Discriminant of a Polynomial

A discriminant of a polynomial is an expression giving information about the number and the nature of the roots of the polynomial.

For a quadratic polynomial $ ax^2+bx+c $, the discriminant named delta $ \Delta $ is calculated with the formula:

$$ \Delta = b^2-4ac $$

The fact of knowing the value of the discriminant then solves the equation more easily through formulas (using this discriminant).

For a cubic polynomial of the form $ ax^3+bx^2+cx+d $ the discriminant formula is

$$ \Delta = b^2c^2-4ac^3-4b^3d-27a^2d^2+18abcd $$

For a polynomial of degree 1 or 0 the discriminant is not generally calculated, its value has no interest, it is nevertheless sometimes defined at the value $ 1 $.

The discriminant acts as an indicator of whether the polynomial has real, distinct or imaginary roots and their number.

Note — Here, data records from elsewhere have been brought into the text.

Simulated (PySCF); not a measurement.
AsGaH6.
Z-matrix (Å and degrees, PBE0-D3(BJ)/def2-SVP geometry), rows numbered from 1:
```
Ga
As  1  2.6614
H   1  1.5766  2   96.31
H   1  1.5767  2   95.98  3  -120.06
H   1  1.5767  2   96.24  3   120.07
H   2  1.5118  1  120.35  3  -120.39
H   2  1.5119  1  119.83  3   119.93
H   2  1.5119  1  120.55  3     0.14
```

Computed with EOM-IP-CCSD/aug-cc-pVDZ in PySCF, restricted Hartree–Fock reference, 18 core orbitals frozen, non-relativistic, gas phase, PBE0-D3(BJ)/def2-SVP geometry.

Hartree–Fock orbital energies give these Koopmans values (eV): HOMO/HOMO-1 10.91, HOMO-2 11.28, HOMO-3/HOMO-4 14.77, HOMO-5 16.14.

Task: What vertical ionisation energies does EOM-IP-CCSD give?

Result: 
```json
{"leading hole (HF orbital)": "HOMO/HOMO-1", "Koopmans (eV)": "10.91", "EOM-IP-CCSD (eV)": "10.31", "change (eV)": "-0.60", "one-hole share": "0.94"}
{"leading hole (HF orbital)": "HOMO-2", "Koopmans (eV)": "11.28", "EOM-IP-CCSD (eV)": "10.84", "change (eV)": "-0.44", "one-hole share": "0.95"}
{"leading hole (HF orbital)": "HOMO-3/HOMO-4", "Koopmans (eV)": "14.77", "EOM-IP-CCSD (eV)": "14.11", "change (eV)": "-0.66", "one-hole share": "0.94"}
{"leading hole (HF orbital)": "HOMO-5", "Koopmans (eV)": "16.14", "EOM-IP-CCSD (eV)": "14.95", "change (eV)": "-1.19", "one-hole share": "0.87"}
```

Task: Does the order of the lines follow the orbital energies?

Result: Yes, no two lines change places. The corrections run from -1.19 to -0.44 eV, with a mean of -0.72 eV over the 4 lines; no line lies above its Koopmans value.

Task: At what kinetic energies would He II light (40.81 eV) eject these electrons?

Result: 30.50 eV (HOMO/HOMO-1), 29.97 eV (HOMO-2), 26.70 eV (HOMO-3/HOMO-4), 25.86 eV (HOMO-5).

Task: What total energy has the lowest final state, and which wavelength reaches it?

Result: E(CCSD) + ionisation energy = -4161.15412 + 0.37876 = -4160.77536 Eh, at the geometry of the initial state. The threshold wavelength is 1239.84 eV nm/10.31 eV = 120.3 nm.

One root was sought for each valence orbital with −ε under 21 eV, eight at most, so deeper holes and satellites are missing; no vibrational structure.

For a polynomial of degree 2 if the discriminant is equal to $ 0 $, then the polynomial has a unique (double) root. If the discriminant is positive, then it has 2 real roots, and if it is negative, it has 2 complex and conjugate roots.

For a quadratic polynomial of type $ ax^2+bx+c = 0 $

If the discriminant is positive (strictly), the equation has two solutions x1 and x2:

$$ x_1 = \frac {-b + \sqrt \Delta}{2a} \\ x_2 = \frac {-b - \sqrt \Delta}{2a} $$

If the discriminant is zero, the equation has a double root:

$$ x_1=x_2 = -\frac b{2a} $$

If the discriminant is negative (strictly), the equation has 2 complex conjugate solutions:

$$ \delta^2 = \Delta $$

$$ x_1 = \frac {-b + \delta}{2a} \\ x_2 = \frac {-b - \delta}{2a} $$

For equations of higher degrees (degree 3 or 4 or more), knowledge of the discriminant allows us to know the number of roots, however there is no formula allowing them to be found from the discriminant.